Charles Sumner Was More Than Just a Guy Who Got Caned on the Senate Floor
CHARLES SUMNER: Conscience of a Nation, by Zaakir Tameez
A strange, special fate belongs to those famous Americans known not for what they did but for what was done to them. Think of Sonny Liston, photogenically flattened by Muhammad Ali's 'phantom punch,' or Rodney King, brutalized by the Los Angeles police. Such figures are remembered more as prostrate symbols than as living, breathing people.
Then there is Charles Sumner, the antislavery Massachusetts senator 'caned' by the South Carolina congressman Preston Brooks. The verb, rarely used in other contexts, masks the viciousness of the deed. In 1856, Brooks, offended by a speech Sumner had given, slammed his gold-topped walking stick into his colleague's skull and body until he lost consciousness. Sumner was drenched in blood. His doctor was surprised he survived.
The attack inflamed the North and helped grow the new Republican Party, while white Southerners rallied around Brooks, an early hint there was a constituency for violence on behalf of slavery. But who was Sumner? What do we miss by remembering this fierce and visionary leader solely for his maiming on the Senate floor?

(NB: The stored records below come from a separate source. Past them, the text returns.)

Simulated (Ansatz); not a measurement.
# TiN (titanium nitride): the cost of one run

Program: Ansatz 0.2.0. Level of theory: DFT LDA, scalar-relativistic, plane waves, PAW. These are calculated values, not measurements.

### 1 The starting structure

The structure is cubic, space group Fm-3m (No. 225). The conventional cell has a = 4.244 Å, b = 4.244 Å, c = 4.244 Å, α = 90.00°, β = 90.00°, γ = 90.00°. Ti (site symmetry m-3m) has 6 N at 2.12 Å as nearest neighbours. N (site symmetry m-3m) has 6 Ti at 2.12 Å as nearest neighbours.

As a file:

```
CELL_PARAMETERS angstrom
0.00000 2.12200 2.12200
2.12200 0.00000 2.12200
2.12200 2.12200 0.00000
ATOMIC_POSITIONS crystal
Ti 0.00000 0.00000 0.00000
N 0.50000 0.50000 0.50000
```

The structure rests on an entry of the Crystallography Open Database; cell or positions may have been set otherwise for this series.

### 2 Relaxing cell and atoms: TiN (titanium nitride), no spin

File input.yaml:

Until recently, curious readers were likely to consult a two-volume biography by the historian David Herbert Donald, published in 1960 and 1970. Yet Donald's celebrated work — the first volume won the Pulitzer Prize — was marred by a dismissive attitude toward abolitionists, whom he held no less responsible for the national cataclysm than the traitorous enslavers who actually started the thing.
It is unsurprising that the present period of political tumult has produced fresh takes on Sumner's colorful and consequential life. Last year, Stephen Puleo, the author of a book about the assault — called 'The Caning' — published a book about the man — called 'The Great Abolitionist' — that valiantly attempted to restore the reputation of one of 'the most influential non-presidents in American history.' Now the recent Yale Law School graduate Zaakir Tameez offers 'Charles Sumner,' an even more thorough recounting of the great legislator's life and deeds, one that, while not without its flaws, is unlikely to be bettered anytime soon.
Tameez's Sumner is a brilliant romantic, a committed racial egalitarian, a radical who pushed for justice from within the halls of power, and often did so alone. In 1849, he offered the first full-throated argument for 'equality before the law' in an unsuccessful school-desegregation case. After the Civil War, Sumner advanced a civil rights bill that would have gone even further than the law President Lyndon Johnson signed a century later.